Generally, there is some operation, such as open(f,name), that takes a file name and interprets it in a directory structure to deliver an open file object. This object may refer to a file on disk, or it may refer to something else such as a terminal or communications line.
It should be noted that on some systems, a file on disk need not have any name in any directory structure.
Focus on Command Languages
Before UNIX, command language interpreterss were generally integral parts of the operating system, and many people mistakenly asserted that, quite naturally, each command language operation was identical to a system call.
In UNIX and most later systems, the command language interpreter, called a shell on UNIX, is merely an applications program. If you don't like it, you can write your own. Most commands in the command language are merely names of programs, and the user of the command language interprets the commands as if they were parameterized procedure calls, where the programs themselves are procedures.
Most users view the command language interpreter as part of the system, but for most purposes, the system views the command language interpreter as if it was a user program.

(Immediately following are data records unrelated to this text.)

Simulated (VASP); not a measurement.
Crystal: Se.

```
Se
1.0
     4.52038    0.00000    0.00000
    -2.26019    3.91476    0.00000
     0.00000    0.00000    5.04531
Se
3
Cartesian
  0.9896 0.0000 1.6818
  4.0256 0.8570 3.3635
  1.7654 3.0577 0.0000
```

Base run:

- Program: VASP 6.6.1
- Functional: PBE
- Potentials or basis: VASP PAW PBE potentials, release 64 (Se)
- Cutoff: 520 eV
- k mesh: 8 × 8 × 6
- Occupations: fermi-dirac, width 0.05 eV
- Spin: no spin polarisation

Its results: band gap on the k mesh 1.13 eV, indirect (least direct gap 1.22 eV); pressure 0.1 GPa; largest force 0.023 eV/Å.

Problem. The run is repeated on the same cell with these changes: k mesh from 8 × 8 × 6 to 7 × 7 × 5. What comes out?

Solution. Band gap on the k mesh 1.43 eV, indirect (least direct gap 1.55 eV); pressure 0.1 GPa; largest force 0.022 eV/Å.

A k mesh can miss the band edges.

As an aside, note that in later versions of the UNIX, the system has a special relationship to the Bourne shell through the system command, but this is not a system call, it is just a user library routine that passes its argument to the Bourne shell.
Focus on Resource Sharing -- Memory.
The unit of memory allocation may the page, the contiguous block of memory, or the segment, depending both on the system in question and the client to which memory is allocated.
Clinets may be user programs or other parts of the operating system. Allocation to user programs need not use the same mechanism as allocation to other parts of the system, although a proliferation of mechanisms clearly adds complexity to the system.
Focus on Resource Sharing -- Time.
On systems allowing more processes than processors, CPU time must be allocated to competing processes, some of which may belong to different end users of the system.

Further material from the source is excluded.